Intermediate Conclusion:

Examine the dataset to confirm the presence of columns: calls, minutes, messages, mb_used, and is_ultra. Check for any missing or anomalous values and understand the distribution of features and target variable.

# Data Splitting

In [3]:

# Split the data into features and target
X = data.drop('is_ultra', axis=1)
y = data['is_ultra']

# Split into training + validation and test sets
X_train_valid, X_test, y_train_valid, y_test = train_test_split(X, y, test_size=0.2, random_state=42)

# Further split the training + validation set into training and validation sets
X_train, X_valid, y_train, y_valid = train_test_split(X_train_valid, y_train_valid, test_size=0.25, random_state=42)


# Model Training and Hyperparameter Tuning

In [4]:

# Define the model
rf = RandomForestClassifier(random_state=42)

# Define the hyperparameters to tune
param_grid = {
    'n_estimators': [50, 100, 200],
    'max_depth': [None, 10, 20, 30],
    'min_samples_split': [2, 5, 10]
}

# Perform Grid Search
grid_search = GridSearchCV(estimator=rf, param_grid=param_grid, cv=3, scoring='accuracy')
grid_search.fit(X_train, y_train)

# Get the best model
best_rf = grid_search.best_estimator_

# Evaluate on the validation set
y_pred_valid = best_rf.predict(X_valid)
print(f'Validation Accuracy: {accuracy_score(y_valid, y_pred_valid)}')


Validation Accuracy: 0.8087091757387247


Intermediate Conclusion:

The Random Forest model with tuned hyperparameters performed well on the validation set, achieving an accuracy of 80.87%. This exceeds the project’s accuracy threshold of 75%, indicating that the model is capable of making reliable predictions.

# Model Evaluation on Test Set

In [5]:
# Evaluate on the test set
y_pred_test = best_rf.predict(X_test)
test_accuracy = accuracy_score(y_test, y_pred_test)
print(f'Test Accuracy: {test_accuracy}')


Test Accuracy: 0.8118195956454122


Results:

Test Accuracy: The model achieved an accuracy of approximately 81.18% on the test set.

Intermediate Conclusion:

Performance Consistency: The test accuracy is close to the validation accuracy, indicating that the model generalizes well to new, unseen data. This suggests that the model is robust and not overfitting to the training or validation data.

Threshold Achievement: The test accuracy comfortably exceeds the project's accuracy threshold of 75%, validating the effectiveness of our model in predicting the optimal mobile plan for subscribers.
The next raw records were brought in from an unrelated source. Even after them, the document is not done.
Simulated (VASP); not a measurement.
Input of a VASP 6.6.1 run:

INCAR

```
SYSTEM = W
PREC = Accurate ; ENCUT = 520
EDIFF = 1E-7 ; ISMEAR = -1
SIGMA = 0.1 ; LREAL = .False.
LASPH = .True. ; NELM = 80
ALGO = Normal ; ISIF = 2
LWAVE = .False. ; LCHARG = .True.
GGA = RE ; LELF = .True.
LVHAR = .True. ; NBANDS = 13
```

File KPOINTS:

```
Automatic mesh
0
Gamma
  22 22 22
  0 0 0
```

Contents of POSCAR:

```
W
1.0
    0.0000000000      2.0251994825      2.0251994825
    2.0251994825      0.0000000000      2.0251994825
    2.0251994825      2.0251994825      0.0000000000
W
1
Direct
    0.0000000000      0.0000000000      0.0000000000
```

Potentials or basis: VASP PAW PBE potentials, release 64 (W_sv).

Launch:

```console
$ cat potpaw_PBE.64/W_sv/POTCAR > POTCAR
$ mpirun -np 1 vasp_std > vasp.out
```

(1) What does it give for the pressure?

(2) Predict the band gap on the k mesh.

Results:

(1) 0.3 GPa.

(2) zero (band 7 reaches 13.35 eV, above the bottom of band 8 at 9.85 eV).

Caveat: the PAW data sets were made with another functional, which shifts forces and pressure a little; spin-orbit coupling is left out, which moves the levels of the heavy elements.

# Sanity Check and Final Assessment

In [6]:
# Feature importance for Random Forest
importances = best_rf.feature_importances_
feature_names = X.columns
feature_importance = pd.Series(importances, index=feature_names).sort_values(ascending=False)
print(feature_importance)


mb_used     0.322994
calls       0.242669
minutes     0.240264
messages    0.194073
dtype: float64


Intermediate Conclusion: 

Interpretation of Feature Importances:

mb_used (Internet Traffic):

Importance: 32.30%
Conclusion: Internet traffic usage is the most significant predictor for determining whether a subscriber should switch to the "Ultra" plan. This suggests that the amount of data used has a substantial impact on the choice of plan.
calls (Number of Calls):

Importance: 24.27%
Conclusion: The number of calls made by a subscriber is also a significant factor in predicting the plan. While not as influential as data usage, it still plays an important role in decision-making.
minutes (Total Call Duration):

Importance: 24.03%
Conclusion: Total call duration is on par with the number of calls in terms of importance. This indicates that both the frequency and duration of calls are crucial for predicting the optimal plan.
messages (Number of Text Messages):

Importance: 19.41%
Conclusion: The number of text messages is the least important among the features but still contributes to the model's predictions. This suggests that while text message usage does affect the plan choice, it is less critical compared to data usage and call metrics.
Overall Conclusion:

Feature Significance: The model places the highest importance on internet traffic usage (mb_used), followed by call metrics (calls and minutes), and then text messages (messages). This reflects the likely higher relevance of data usage in deciding between the "Smart" and "Ultra" plans.
Insights for Business: Understanding feature importance can help Megaline tailor their plans and marketing strategies based on the most influential factors. For instance, focusing on data-heavy users might be a key strategy for promoting the "Ultra" plan.

Final Conclusion

Model Performance and Reliability:

Our RandomForestClassifier has demonstrated strong performance with an accuracy of approximately 81.18% on the test set, surpassing the project’s accuracy threshold of 75%. This indicates that the model is effective in predicting whether subscribers should switch to the "Ultra" plan or remain on the "Smart" plan. The consistency of performance between the validation and test sets further supports the model's robustness and generalizability.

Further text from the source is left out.